MARCO ISLAND — Much like West Side Story, theres a rumble going on in Bethlehem.
Instead of the Sharks and Jets, it's the shepherds and townies. And Maria doesn't bring the two groups together by pointing out the futility of street violence. It's Mary, who solves all the town's ills, and mankind's, by bringing into the world the Prince of Peace.
"The Bethlehem Project" is a play full of raucous joy. Its theme is simple: We all want to point out differences, but at heart were all the same. We want to belong and not be demeaned.
The play gives a child-like interpretation to Holy Scripture. Things are not exactly like they were 2,000 years ago, but the spirit of the message is the same in a modern, funky way.
The innkeeper, Sol (Brett Anderson), is slightly hard of hearing and the quintessential Jewish innkeeper with his wife, Yetta (Alexandria Anderson), and young son. Mary (Jessica Lang) and her donkey (McKenna Broxson) join the broom dance with townsfolk as they sweep out the stable and prepare it for a child's birth.

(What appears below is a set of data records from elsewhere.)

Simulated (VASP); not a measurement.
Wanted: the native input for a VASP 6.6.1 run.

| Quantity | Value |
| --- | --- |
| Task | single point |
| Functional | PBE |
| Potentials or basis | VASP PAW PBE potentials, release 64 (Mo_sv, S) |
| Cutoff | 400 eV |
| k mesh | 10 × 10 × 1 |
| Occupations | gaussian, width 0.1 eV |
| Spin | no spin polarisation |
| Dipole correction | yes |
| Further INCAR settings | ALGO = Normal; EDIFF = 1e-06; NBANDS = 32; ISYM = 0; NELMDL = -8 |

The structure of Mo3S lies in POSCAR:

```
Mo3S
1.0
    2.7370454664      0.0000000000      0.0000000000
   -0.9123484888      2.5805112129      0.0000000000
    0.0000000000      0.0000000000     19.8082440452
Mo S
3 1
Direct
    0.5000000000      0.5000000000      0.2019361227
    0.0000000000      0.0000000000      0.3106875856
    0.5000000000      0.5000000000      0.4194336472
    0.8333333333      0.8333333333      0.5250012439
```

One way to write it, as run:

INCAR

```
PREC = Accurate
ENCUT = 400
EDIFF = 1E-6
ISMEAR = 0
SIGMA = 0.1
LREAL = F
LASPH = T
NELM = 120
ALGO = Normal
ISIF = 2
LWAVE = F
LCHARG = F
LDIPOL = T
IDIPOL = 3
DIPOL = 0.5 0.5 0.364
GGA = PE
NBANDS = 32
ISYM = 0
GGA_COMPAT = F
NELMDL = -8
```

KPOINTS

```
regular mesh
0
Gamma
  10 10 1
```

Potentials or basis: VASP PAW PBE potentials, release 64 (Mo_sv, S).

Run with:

Although the Christmas carols are traditional, the 25 member cast – all youngsters – gives each song a modern beat with a few "Sha bop, sha bops" and a little "Shake, rattle and roll."
Elizabeth (Karly Hassell) is the youngest townie and one of the brightest stars in the play. Some unknown malady has rendered her dispirited and not willing to talk, but her body language is always doing the job for her.
When the shepherd Jessie (Clare Hassell) convinces Elizabeth the baby born in the stable is the Messiah, she cannot contain herself any longer. Words join her actions and she can't stop talking until the end of the play.
It's that moment that enlightens the others to what has happened in their corner of the world. It's also Jessie's and Elizabeth's friendship that proves to the brawling groups there is nothing to fear by getting along.
Not to be missed, the risers are filled with baby angels whose sweet voices sing, "Jesus Loves Me." Other favorites, such as "Joy to the World" and "Angels We Have Heard on High," are performed with high energy and lots of beat.
During dress rehearsal on Sunday, one of the actors asked the director (Pattie Ziesig) where Bethlehem was located. In true teacher fashion, she told the players their homework assignment was to go home and find it on a map.
A map might be helpful to find the historic Bethlehem, but the spirit of the town was onstage during "The Bethlehem Project" at the Rose History Auditorium.
"The Bethlehem Project" was written by Barny and Carter Robertson and is a production of The Island Theater Company.
Through generous donation from sponsors, all performances are free to the public and tickets are not required. There will be a special collection before each performance for needy families in the community.
Evening performances are at 7:30 p.m., Thursday, Dec. 6, and Friday, Dec. 7. Matinees are at 2:30 p.m. on Saturday, Dec. 8, and Sunday, Dec. 9.